Friday 5 December, 2003
Good morning. It is a humbling experience to be living in the generally considered to be most advanced country in the world, but to lose a basic essential such as electricity due to a simple and predictable event - a windstorm. And the delay in restoring power is, with every passing hour, increasingly more bothersome. But I am also secretly delighted that the generator I purchased in anticipation of the chaos that never eventuated with the Y2K bug is now actually proving useful!
Notice something new? The logo above. It will (hopefully) look more appropriate when integrated into the color scheme and design of the new site. My feeling - it's not brilliant, but its not bad either, and as many of you said in response to the survey, people visit this site for the content, not for the logo. If you have any last minute thoughts (or suggestions) you're welcome to let me know, of course.
It is that time of year again when the shops fill with increasingly desperate people, all anxiously trying to find gifts for friends and family. I never find it easy to choose gifts, and other people never find it easy to choose gifts for me, either! So recognizing the problem that many of us have, I've put together a list of six gadget type gifts that are on my own personal 'must have' list and which you'll probably find useful or fun as well. I already have all six of these items myself, so this is not a big hint! I've written about three of these items before, but the other three are new, so you're sure to find something interesting and perhaps also something surprising.
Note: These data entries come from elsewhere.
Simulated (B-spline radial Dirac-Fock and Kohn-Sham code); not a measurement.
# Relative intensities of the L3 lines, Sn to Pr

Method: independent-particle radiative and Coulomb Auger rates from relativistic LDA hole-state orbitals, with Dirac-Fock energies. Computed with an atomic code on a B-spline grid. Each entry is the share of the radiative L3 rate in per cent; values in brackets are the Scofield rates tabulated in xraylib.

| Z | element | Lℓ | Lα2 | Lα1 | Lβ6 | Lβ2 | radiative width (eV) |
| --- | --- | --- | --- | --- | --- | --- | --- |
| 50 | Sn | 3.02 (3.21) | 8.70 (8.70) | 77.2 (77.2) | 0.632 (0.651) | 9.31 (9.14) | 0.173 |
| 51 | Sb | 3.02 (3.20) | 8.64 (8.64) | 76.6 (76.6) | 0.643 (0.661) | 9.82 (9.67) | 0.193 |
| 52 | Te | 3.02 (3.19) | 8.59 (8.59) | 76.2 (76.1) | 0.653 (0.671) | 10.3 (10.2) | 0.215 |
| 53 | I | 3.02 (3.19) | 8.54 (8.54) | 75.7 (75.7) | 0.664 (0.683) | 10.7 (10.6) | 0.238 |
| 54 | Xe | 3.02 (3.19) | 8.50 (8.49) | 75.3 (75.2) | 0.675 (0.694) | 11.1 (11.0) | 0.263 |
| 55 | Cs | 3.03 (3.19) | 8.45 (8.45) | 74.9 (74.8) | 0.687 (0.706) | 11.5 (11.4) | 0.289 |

Which reminds me - thank you to the several people who asked for an address to send me a Christmas card. One of the (many) good things about internet newsletters is the much greater feeling of community and interaction between us all - emails between you and me, and forum postings between all of us. If anyone else wishes to exchange Christmas cards, it would be my pleasure. My address is 17321 NE 31st Ct, Redmond, WA 98052. Be sure that your name and address are shown so I can reciprocate.
This Week's Column : Christmas Gadget Gift Giving Guide : Here are six recommended gift suggestions ranging in price from free to $350 to help you choose something special for someone special.
One more thing about this week's column. That good looking guy standing self-consciously next to the tree in the picture? Me (last Christmas). No rude comments, please!
Attempts to transfer my cell phone number from AT&T to T-Mobile remain unsuccessful - it is now ten days since I made the request. The reason for the delay seems to be 100% due to intransigence on AT&T's part. All the other major cell phone services have agreed to a common transfer protocol through an independent company in Florida, and this seems to be working smoothly. But AT&T refuses to do this, and their alternate procedures just plain aren't working. The FCC guideline that transfers should take no more than 2½ hours is looking rather ridiculous alongside AT&T's failure to act in ten days.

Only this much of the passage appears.